Gender Mainstreaming in STEM Education
Main Researchers
Description
Gender mainstreaming has been defined internationally as a strategy or means to achieve gender equality. It is a process that involves the integration of a gender perspective into the preparation, design, implementation, monitoring and evaluation of policies, measures and programmes, with a view to promoting equality between women and men, and combating discrimination.
Implementing gender mainstreaming in higher education implies a reorganisation of the universities’ present governance and management processes, in all areas at all levels, while strengthening the existing equality work by making it more strategic and comprehensive. Besides, mainstreaming gender at university also has an important focus on teaching and research, its two key activities.
The Gender Mainstreaming in STEM education track researches ways to incorporate a gender perspective in the studies of these fields and so improve the quality of instruction and the social relevance of the resulting knowledge. The paradigm and principles of feminist pedagogy are employed to stimulate students’ critical thinking and to transform the teaching/learning process so that students become aware of existing gender biases, roles and stereotypes and are better qualified to avoid gender blindness in their future professional careers.
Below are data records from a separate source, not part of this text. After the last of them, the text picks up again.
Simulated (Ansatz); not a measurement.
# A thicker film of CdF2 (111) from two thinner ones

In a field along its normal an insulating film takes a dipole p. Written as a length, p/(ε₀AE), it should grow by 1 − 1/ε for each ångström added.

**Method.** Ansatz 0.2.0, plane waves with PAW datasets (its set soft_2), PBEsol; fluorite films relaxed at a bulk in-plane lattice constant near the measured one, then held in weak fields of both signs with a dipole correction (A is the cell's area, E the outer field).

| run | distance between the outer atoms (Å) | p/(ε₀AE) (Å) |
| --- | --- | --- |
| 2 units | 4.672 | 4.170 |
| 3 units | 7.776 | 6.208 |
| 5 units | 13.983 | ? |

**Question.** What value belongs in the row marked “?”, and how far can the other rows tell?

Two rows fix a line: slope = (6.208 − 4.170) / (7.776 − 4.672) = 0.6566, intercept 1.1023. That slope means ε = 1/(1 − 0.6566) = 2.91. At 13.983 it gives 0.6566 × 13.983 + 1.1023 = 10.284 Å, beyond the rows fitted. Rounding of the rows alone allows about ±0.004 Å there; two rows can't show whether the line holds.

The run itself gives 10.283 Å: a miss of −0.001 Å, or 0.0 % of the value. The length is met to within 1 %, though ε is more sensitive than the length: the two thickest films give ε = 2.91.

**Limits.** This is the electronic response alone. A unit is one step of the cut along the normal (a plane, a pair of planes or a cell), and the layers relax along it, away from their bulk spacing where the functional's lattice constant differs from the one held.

Feminist education—the feminist classroom—is and should be a place where there is a sense of struggle, where there is visible acknowledgement of the union of theory and practice, where we work together as teachers and students to overcome the estrangement and alienation that have become so much the norm in the contemporary university. Most importantly, feminist pedagogy should engage students in a learning process that makes the world “more rather than less real.”